Ok. Adding ccall(:malloc_trim, Cvoid, (Cint,), 0)
to my Ubuntu CI run is not freeing up the memory. So something else is going on there. The code is heavily multithreaded, also uses CUDA, so clearly needs reduction.
Just cross-referencing, in my hunt for freeing more memory I learned the malloc_trim
and it helped partly, it cleared some memory which has not been cleared before, but not everything. https://discourse.julialang.org/t/poor-performance-of-garbage-collection-in-multi-threaded-application/75493/18
This issue might be related to the behavior I reported on the discourse here:
https://discourse.julialang.org/t/determining-size-of-dataframe-for-memory-management/85277/36
MWE is from reading in and sub-sampling some big CSV files available from the Census:
using Pkg
Pkg.activate(".")
using CSV,DataFrames,Downloads,DataFramesMeta, StatsPlots, XLSX,
Dates, Statistics, Turing, LinearAlgebra, Interpolations, Serialization,
GLM, Colors, ColorSchemes
function getifnotthere(filename,URL)
if !Base.Filesystem.ispath(filename)
Downloads.download(URL,filename)
end
end
getifnotthere("data/pums-2020-5yr-hus.zip","https://www2.census.gov/programs-surveys/acs/data/pums/2020/5-Year/csv_hus.zip")
if ! Base.Filesystem.ispath("data/psam_husa.csv") || ! Base.Filesystem.ispath("data/psam_husb.csv")
cd("data")
run(`unzip pums-2020-5yr-hus.zip`)
cd("..")
end
psamh = let psamh = DataFrame()
for i in ["a","b","c","d"]
new = @select(CSV.read("data/psam_hus$(i).csv",DataFrame),:SERIALNO,:ST,:FINCP,:NP,:WGTP)
@subset!(new,.!ismissing.(:FINCP) .&& .! ismissing.(:NP))
psamh = [psamh ;
new[wsample(1:nrow(new),new.WGTP,round(Int64,0.1*nrow(new))),:] ]
end
psamh
end
psamh.Year = tryparse.(Int64,psamh.SERIALNO[i][1:4] for i in 1:nrow(psamh))
At the end of this I have like 10GB of memory usage by the Julia process but varinfo() only knows about ~100MB of variables. Eventually systemd-oomd kills my session.
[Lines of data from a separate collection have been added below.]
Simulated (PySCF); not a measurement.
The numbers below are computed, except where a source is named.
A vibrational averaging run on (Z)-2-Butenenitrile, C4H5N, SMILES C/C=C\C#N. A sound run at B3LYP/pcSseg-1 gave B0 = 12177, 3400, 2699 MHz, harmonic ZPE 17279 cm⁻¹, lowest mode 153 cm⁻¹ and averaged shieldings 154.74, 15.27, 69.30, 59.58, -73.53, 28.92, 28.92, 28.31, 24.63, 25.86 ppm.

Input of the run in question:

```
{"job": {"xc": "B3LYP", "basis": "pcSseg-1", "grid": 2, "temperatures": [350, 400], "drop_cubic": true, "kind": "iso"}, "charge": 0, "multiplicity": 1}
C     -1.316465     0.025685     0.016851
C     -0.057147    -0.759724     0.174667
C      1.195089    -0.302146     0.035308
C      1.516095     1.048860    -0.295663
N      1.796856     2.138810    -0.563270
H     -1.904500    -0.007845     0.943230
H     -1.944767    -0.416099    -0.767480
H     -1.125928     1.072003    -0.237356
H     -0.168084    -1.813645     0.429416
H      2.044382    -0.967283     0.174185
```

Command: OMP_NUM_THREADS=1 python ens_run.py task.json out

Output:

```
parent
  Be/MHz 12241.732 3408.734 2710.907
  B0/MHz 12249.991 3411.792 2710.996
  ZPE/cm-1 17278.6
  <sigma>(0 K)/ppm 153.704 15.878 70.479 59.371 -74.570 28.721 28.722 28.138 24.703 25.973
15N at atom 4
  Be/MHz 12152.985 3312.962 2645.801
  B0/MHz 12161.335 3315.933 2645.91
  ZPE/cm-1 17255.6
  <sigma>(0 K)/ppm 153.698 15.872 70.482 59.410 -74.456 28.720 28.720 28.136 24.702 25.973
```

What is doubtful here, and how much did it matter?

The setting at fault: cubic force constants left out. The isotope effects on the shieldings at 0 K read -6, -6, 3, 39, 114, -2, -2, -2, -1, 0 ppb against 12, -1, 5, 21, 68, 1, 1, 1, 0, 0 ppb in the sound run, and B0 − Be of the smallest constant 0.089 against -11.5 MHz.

This issue might be related to the behavior I reported on the discourse here: https://discourse.julialang.org/t/determining-size-of-dataframe-for-memory-management/85277/36 MWE is from reading in and sub-sampling some big CSV files available from the Census:
See https://github.com/JuliaData/CSV.jl/issues/850